The Financial Times has reported the issue of a technical note by the UK Government in which it is suggested that EU/third country agreements which currently apply to the UK in its capacity as an EU Member State should continue to apply to the UK during any transition period (even though the UK is not an EU member state at the time). It's all presented as an issue of treaty interpretation and the inclusion of these arrangements within the EU acquis - but will of course depend crucially on the attitudes of non-EU states who have entered into such agreements with the EU.
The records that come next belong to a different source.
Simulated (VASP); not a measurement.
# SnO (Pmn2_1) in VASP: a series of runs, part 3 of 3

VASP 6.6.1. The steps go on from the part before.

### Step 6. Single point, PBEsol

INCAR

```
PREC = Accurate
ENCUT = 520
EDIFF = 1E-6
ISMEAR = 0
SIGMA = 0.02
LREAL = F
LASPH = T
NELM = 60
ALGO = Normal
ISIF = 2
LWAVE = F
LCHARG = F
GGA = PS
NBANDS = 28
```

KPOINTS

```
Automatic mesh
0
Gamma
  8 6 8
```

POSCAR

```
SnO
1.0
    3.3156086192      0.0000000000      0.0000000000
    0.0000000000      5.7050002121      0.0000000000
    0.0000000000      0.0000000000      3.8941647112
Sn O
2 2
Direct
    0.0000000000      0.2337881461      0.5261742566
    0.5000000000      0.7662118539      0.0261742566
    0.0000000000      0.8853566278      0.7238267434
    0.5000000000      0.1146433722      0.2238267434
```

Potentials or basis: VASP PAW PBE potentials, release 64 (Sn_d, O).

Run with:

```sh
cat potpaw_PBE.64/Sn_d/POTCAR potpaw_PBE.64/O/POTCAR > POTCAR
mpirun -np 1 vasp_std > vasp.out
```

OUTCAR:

There are apparently hundreds of these agreements covering a huge range of issues. But if we leave aside the crucial area of customs duties, from the corporate tax perspective there may not be many - the EU agreement with Switzerland which incorporates a form of the EU parent subsidiary directive is perhaps one. And of course, it does not address at all the effect of the UK's ceasing to be an EU member state on the application of bilateral treaties (such as double treaties) between EU27 states and third party states , for example, where the change in the UK's status could affect benefits under treaties between EU27 states and the US as a result of the operation of limitation of benefits clauses.
Britain has a message for the rest of the world after Brexit next year: please pretend we are still in the EU. A “technical note” prepared by the British government calls on non-EU nations to treat the UK during its post-Brexit transition period after March 2019 as if it was still covered by more than 700 treaties Brussels has struck with third countries on everything from fishing rights to data sharing.